- for piano solo
This recording of March Wind was made by the pianist Duncan Honeybourne in 1996. The recording was made at the Wey Valley School on the new grand piano [26.vi.96] for the CD of my music made to raise money for the ME Association [as it was then called - now it is Chronic Fatigue....]. I was moved to support this charity by the plight of another wonderful local musician who has done so much to support me by commissioning & performing new works - Peter Oakes. March Wind was composed when I was at UCW Aberystwyth, and I performed it at one of the Monday lunchtime concerts. I remember failing to recapitulate into the coda properly, playing the entire composition from the start two or three times over before, thankfully, choosing the right bars to play to conclude the piece. What a nightmare! With my fragile technique - one which benefited enormously from the inspired teaching of the legendary Geoffrey Buckley - it was some time before I mustered up the courage to perform publicly again.
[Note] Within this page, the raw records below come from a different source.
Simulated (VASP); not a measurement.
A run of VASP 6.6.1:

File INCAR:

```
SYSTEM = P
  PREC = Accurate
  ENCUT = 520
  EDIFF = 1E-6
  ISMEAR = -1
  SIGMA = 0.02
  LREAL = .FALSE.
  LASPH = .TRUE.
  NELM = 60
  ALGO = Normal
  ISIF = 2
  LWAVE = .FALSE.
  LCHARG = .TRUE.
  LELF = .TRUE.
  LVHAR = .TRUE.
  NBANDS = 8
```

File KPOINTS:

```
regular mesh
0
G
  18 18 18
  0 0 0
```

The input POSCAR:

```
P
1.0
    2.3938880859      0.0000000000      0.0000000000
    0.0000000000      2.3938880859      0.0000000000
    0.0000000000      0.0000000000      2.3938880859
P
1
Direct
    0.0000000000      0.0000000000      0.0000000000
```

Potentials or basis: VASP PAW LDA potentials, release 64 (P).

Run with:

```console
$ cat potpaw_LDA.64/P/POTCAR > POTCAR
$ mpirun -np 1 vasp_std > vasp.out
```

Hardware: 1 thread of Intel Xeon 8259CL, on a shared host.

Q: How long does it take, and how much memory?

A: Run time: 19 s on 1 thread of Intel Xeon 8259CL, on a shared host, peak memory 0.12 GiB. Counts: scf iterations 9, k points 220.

Whilst at Aberystwyth I performed some wonderful music under Geoffrey's encouraging guidance: the Waldstein sonata [though I always struggled with the glissandi octave passages in the final movement]; Schumann's 2nd sonata [f sharp minor]; Bartok Mikrokosmos Books V and VI; Lennox Berkeley Preludes; the third, single movement sonata by Prokofiev; Grieg's Holberg Suite - which I performed in the Great Hall; Faschingswank aus Wien [Schumann] with the fantastic intermezzo. I played the first movement as part of an end of year assessment; Schubert op.90 Impromptus; the 5th English Suite by Bach; various Ireland pieces, such as the London Pieces; and he helped me play my own works in preparation for the composers' forum which was held regularly throughout my time as a student.
We learned about fugue writing with Prof. Parrott, with a Monday morning 9.00 o'clock lecture. I can remember on at least one occasion being in a helpless state of giggles in one such lecture, along with the entire class of undergraduates. It was just about containable unless asked a direct question by the Prof. Then it all burst out in embarrassingly uncontrollable guffaws....But my love of fugue and counterpoint stemmed from these classes, alongside the Bach Preludes & Fugues I was given to learn each week by the then Mrs Buckley who was my teacher for a term. She was quietly responsible for forcing me to work enormously hard to get my fledgeling technique up to an acceptable standard. I remember climbing into the music department [in the old castle building on the seafront by the pier] through a downstairs loo window [I think....] so that I could practice in the lecture room on the huge Steinwey grand. The place was reputedly haunted, and there were frequent 'noises'... like in most old buildings. I played to hide the silences and improve my technique. After Christmas in my first year she transferred me to Geoffrey, which in my eyes was a reward for my efforts. Actually it is more likely that she was disgusted by my finger-nails, bitten to the quick by my nervous fear and just occasionally bleeding.... But at least I don't smoke, drink or worse.
At Weymouth College later I organised many concerts, and came to know Geoffrey as a good friend through his frequent visits to give solo and concerto performances. I directed all the later Mozart piano concertos with him as soloist, as well as Beethoven [no's 1, 4 & 5] and Rachmaninov no.2. I introduced Duncan to Geoffrey, and, through my other Welsh connections, to the cellist Sharon McKinley, with whom he performed very many recitals. I too directed Sharon and my 'Quidlibet Sinfonia' in a performance of the Dvorak cello concerto [in St George's, Fordington].
March Wind was inspired by a poem by Phyllis Taylor. I met her in Llandudno when I was visiting the Franciscan outpost there. She was absolutely thrilled with the piece, and surprised at the speed with which it was composed [three days]:
Give me the lash of March's maddest blusters,
Sou'westerly - the brimming stream a-race;
The alder bushes fringed with catkin clusters,
Flurries of hail that sting my glowing face;
Then sunset; clouds wind-driven; Venus gleaming,
And creak of storm-tossed boughs to lull my dreaming.